From: G. Frege on
On Thu, 20 Dec 2007 19:59:04 -0800 (PST), MoeBlee <jazzmobe(a)hotmail.com>
wrote:

>>
>> [I'm sure that this is what he originally had in mind here. ;-)]
>>
> But what makes it egregious is that he was, in his usually charming
> way, storming in tell everybody else that they're wrong (they
> weren't), and even breathing fire about getting the definition wrong
> when it wasn't even a DEFINITION that was at stake.
>
Yes, yes, we know good old george. :-) On the other hand, his posting
manners have improved considerably in recent years. (Did you notice
that?)


F.

--

E-mail: info<at>simple-line<dot>de
From: herbzet on


Peter_Smith wrote:
> george wrote:
> > Prof.Smith and I have been talking, for example, about the
> > intended model vs. the formal language. He is the one who
> > said that he didn't think formal languages should even be referred
> > to as a language. That is considerably less defensible than anything
> > *I* have ever said.
>
> What I said was that uninterpreted syntax is just that, uninterpreted.
> So not (yet) a vehicle for communicating anything. And so, in the
> ordinary sense of the term, not a language. Hardly an indefensible
> view.
>
> If some logicians, and according to George, many/most computer
> scientists do talk of uninterpreted syntax as a language (without
> qualification) then fine as long as the jargon is made clear: but it
> *is* in that usage specialist jargon, and not -- to my mind --
> entirely happy jargon as it is potentially misleading in various ways.
> I hesitate to add "as evidenced here".

I just want to mention that the FOL theories under discussion don't
come as entirely uninterpreted syntax. The logical operators (sentence
connectives, quantifiers) come pre-installed with meaning. The
"interpretation", in one technical sense, is confined to equipping
the predicates with reference, and supplying a domain of discourse
for that purpose. If the language contains constants and/or function
symbols, they too will have to be "interpreted" to have a fully
interpreted language.

If you consider the sign for equality a logical symbol, its meaning
will be conferred by the axioms concerning it.

--
hz
From: Peter_Smith on
On 21 Dec, 00:02, george <gree...(a)cs.unc.edu> wrote:

> What assigns meanings to the wffs of the system is DESIGNATING
> SOME OF THEM AS AXIOMS.

Really? Well that sounds like magic to me.

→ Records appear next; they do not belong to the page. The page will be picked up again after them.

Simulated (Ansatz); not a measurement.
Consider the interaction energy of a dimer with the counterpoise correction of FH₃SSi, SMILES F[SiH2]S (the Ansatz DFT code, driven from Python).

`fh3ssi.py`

If I tell you that "mae glo yn du" is true in Welsh [heck, hope I've
remembered that right], you don't thereby get to know what it means.
Telling you the same about some other Welsh sentences won't help
either.

Telling you that in my fave axiomatized system "Fa" is an axiom (or is
an axiom and true), you don't thereby get to know what it means.
Telling you the same about some other sentences of the system won't
help either.
From: G. Frege on
On Thu, 20 Dec 2007 16:02:16 -0800 (PST), george <greeneg(a)cs.unc.edu>
wrote:

>
> What assigns meanings to the wffs of the system is DESIGNATING
> SOME OF THEM AS AXIOMS. This is an act that does have semantic
> content simply because axioms have to be true [...].
>
Wait a second. Aren't those axioms /true/ only when /interpreted/
(i.e. in a model)? Hence isn't it the /interpretation/ that assigns
truth to an axiom?


F.

--

E-mail: info<at>simple-line<dot>de
From: herbzet on


"G. Frege" wrote:
>
> On Thu, 20 Dec 2007 16:02:16 -0800 (PST), george <greeneg(a)cs.unc.edu>
> wrote:
>
> >
> > What assigns meanings to the wffs of the system is DESIGNATING
> > SOME OF THEM AS AXIOMS. This is an act that does have semantic
> > content simply because axioms have to be true [...].
> >
> Wait a second. Aren't those axioms /true/ only when /interpreted/
> (i.e. in a model)? Hence isn't it the /interpretation/ that assigns
> truth to an axiom?

Well, they're true in all their models, by definition.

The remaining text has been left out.